At the age of 12, my parents were gifted a piano from an aunt. I started taking lessons and progressed as far as Grade 1 theory (wow!). Sadly that piano had a crack in the sound board, something that for long went undetected by our blind piano tuner. I remember being so amazed at how well he was able to play, he really knew how to make the piano "sing". However, the crack in the soundboard slowly worsened in time and was getting to the stage that as soon as the piano was put in tune, it would be out of tune often within weeks, perhaps a few months. So the piano did not last long and neither did my piano lessons. The piano was duly replaced with a Yamaha keyboard - you know the PSR types with the small fiddly keys. For a while I continued with that, and also developed an interest in MIDI around the time of Clive Sinclair's ZX spectrum.
I still remember to this day retro-fitting an electronic pushbutton to an empty Mentadent-P dental floss box, wired up to the pre-programmed ZX Spectrum in turn connected by MIDI to a church piano (Roland - I forget the make). Just like a weather presenter's "magic wand", the choir leader stood up to announce the next song, armed complete with pushbutton/box - the piano started playing "as if by magic" and the choir sang. These early days witnessed the spark of my initial interest in music and electronic wizardy, something which has developed through the years.
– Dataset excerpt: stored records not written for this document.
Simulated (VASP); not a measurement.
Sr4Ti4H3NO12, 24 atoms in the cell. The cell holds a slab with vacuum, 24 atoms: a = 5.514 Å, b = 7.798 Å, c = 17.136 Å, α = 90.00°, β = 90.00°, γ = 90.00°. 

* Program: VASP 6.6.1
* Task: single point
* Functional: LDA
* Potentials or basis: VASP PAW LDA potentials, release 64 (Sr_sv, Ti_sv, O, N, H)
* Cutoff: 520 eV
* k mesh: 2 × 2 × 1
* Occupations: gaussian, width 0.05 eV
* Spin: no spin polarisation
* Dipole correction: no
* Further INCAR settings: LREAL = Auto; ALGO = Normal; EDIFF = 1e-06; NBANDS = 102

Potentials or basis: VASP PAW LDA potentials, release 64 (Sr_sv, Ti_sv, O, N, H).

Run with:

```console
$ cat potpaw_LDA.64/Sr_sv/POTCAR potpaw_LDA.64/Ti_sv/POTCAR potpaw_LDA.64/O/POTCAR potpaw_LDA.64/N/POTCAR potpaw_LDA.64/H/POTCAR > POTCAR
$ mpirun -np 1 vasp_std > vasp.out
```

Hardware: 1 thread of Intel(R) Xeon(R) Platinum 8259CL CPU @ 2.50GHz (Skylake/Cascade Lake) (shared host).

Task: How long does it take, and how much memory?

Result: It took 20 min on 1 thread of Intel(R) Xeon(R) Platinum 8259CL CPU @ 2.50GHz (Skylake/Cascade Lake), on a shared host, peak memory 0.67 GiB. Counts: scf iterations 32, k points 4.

In 1991 after graduating with a degree in Electronic and Electrical Engineering, I gained employment with the University of Dundee as a Research Technician working for the Amorphous Materials Research Group, part of the the department of APEME. I soon learned that many of my work colleagues were musically talented. Around 1992-1993, two certain members of academic staff who shall remain nameless, were renowned for playing practical jokes on each other. I was asked to compose something of a "spoof" musical item based on Tangerine Dream, this was passed on for the other party to listen to in all innocence. The response eventually came back doubting that the track was anything by Tangerine Dream but possibly reminiscent of another German group Ash Ra Tempel. Of course at that point in time he was let in on the spoof/joke.
During the mid 1990s my personal interests turned to "experimental phases" both in terms of playing music, and recording. At the same time I found myself becoming more involved with with technical aspects of sound and vision.
1993 - sound engineer for "Random Jam" (a charity evening of music at the University of Dundee's chaplaincy.)
1994 - sound engineer supporting Alison McAusland - Derby Civic Centre
1997 - participant in the international interactive musical project called "Dare to Fail", a collaborative project involving at least 95 different members from 20 countries. The concept being that musicians would compose and submit works based on an original track.
- created "Plasma Dance" - an audible representation of the molecular species present during the growth of Amorphous silicon
- participant in "Juteshed Jazz" - musical evenings organised with work colleagues
- composed and played the music for the wedding processional on event of my marriage
1998 - Around this time a work colleague suggested I upload material uploaded to MP3.com (see history of Michael Robertson and MP3 ). I took the decision to upload material out of fun rather than any real seriousness. Subsequent years saw many legal changes relating to MP3 , the result being that artists could no longer upload their material to the MP3.com website. CNET bought over "MP3.com" and enabled artists to upload to their "music.download.com" website.
1999 - concept of "Music For You" born
2004 - Music uploaded to CNet's "music.download.com/musicforyou", first heard about the University of Dundee's Disparc
2005 - preparation for submission to Disparc DP003
Over the years equipment, like the ebb and flow of the tide has grown to (not) include:
Casio CT670
Roland JX-1 -sadly, this item was stolen from me :-(
Yamaha QY20 -sadly now broken
Roland D110
Fatar Studio 90+
Roland Sound Canvas
Roland Sound Brush
Korg X3
In 1999 the general concept of "Music For You" originated from an idea born out of some notion of fund-raising. When you think about it *most* people do not have any input into the creative process with regard to musical works. "Music for you" was a small attempt to try and address the balance.
The idea behind "Music For You" was that people would be able to express the "style" of music that they were looking for, fast, slow, dynamic, gentle, blues, jazz, down to the level of specifying instrumental voices - violin, piano, trumpet, drums etc. By building up a "picture" of the kind of music desired, the composition would eventually be made.
In some ways I believe that there is still some potential in the idea of Music For You albeit time has passed since the initial idea - a short-lived exercise of arguably unrecognised existence?